Abstract

This thesis focuses on indexing and retrieval in 3D point clouds for large-scale place recognition, and more precisely on its acceleration. The objective is to search for point clouds similar to a query cloud in a database of georeferenced point clouds by establishing a representation of the point cloud and then searching for it in the database to obtain a list of nearest neighbors ranked by similarity according to distance metrics.

State-of-the-art methods in place recognition from point clouds primarily focus on building representations of the cloud rather than on the efficient search for similar candidates. This second step typically relies on exhaustive search or better k-d trees, making it computationally expensive when the volume of the point cloud reference database increases or is inefficient in high dimensions. This is, however, a typical situation in current geographic information applications, such as large-scale place recognition or reference updates. In contrast, the literature on the subject, mainly in robotics, primarily focuses on loop closure scenarios, often limited to the scale of a street or neighborhood. To address this problem, we have chosen to draw inspiration from the state of the art in information retrieval. This thesis makes three contributions to the problem of large-scale place recognition, relying exclusively on the geometric information contained in point clouds.

Our first contribution, called DSI-3D, is based on the Differentiable Search Index (DSI) approach, which can generate identifiers for relevant documents in response to a textual query. To associate such indices with 3D data, we draw inspiration from Vision Transformers, such as GIT, which were originally designed for image captioning. By replacing its image encoder with a 3D encoder, our method learns to generate indices from point clouds, enabling similarity searches of point clouds in constant inference time. Several encoding strategies, some specialized for geolocation, have been studied and evaluated using the standard datasets from the state of the art in robotics (KITTI).

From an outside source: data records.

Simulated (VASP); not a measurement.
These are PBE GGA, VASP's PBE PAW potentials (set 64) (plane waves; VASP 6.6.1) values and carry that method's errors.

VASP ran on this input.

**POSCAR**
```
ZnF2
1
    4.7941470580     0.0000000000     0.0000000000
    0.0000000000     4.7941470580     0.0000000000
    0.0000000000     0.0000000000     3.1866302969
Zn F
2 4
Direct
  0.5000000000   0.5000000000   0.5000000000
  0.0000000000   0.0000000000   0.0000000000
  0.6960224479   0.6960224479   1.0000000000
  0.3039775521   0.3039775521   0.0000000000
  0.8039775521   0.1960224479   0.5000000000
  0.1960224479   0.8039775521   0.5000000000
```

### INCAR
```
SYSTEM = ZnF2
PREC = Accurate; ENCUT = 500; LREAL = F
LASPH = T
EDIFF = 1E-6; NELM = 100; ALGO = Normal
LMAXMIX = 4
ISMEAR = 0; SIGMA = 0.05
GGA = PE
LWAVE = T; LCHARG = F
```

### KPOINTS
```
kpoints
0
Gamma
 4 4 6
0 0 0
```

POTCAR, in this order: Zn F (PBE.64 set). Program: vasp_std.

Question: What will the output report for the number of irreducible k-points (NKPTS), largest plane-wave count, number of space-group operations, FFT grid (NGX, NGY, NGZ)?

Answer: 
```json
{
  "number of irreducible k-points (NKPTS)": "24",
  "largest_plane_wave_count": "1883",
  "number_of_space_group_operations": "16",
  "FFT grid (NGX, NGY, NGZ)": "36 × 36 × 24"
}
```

Our second contribution is the exploitation of LiDAR-based territorial mapping data, LiDAR HD from the IGN, for place recognition tasks. This dataset, present throughout the entire French territory, has acquisition characteristics that differ significantly from those of mobile mapping. The use of DSI-3D on this dataset thus required fine-tuning of the 3D encoder and adaptation strategies. To assess the generalization capability of DSI-3D, two areas of Paris were selected to form the new evaluation dataset.

Our final contribution explores two improvements for retrieval in 3D point clouds, aimed at scaling to larger areas and at improving the quality of the retrieval. First, we investigated a retrieval strategy based on Mixtures of Experts (MoE), which divides the model into distinct sub-models (experts), each specialized in a subset of the database. Second, we studied the application of a re-ranking mechanism to improve point cloud place recognition performance by re-ordering the list of candidates based on their local feature similarity.

This work is intended to open perspectives on improving large-scale retrieval in 3D point clouds for place recognition, particularly with regard to the use of generative search, while stimulating future research on the integration of multimodal methods for place recognition.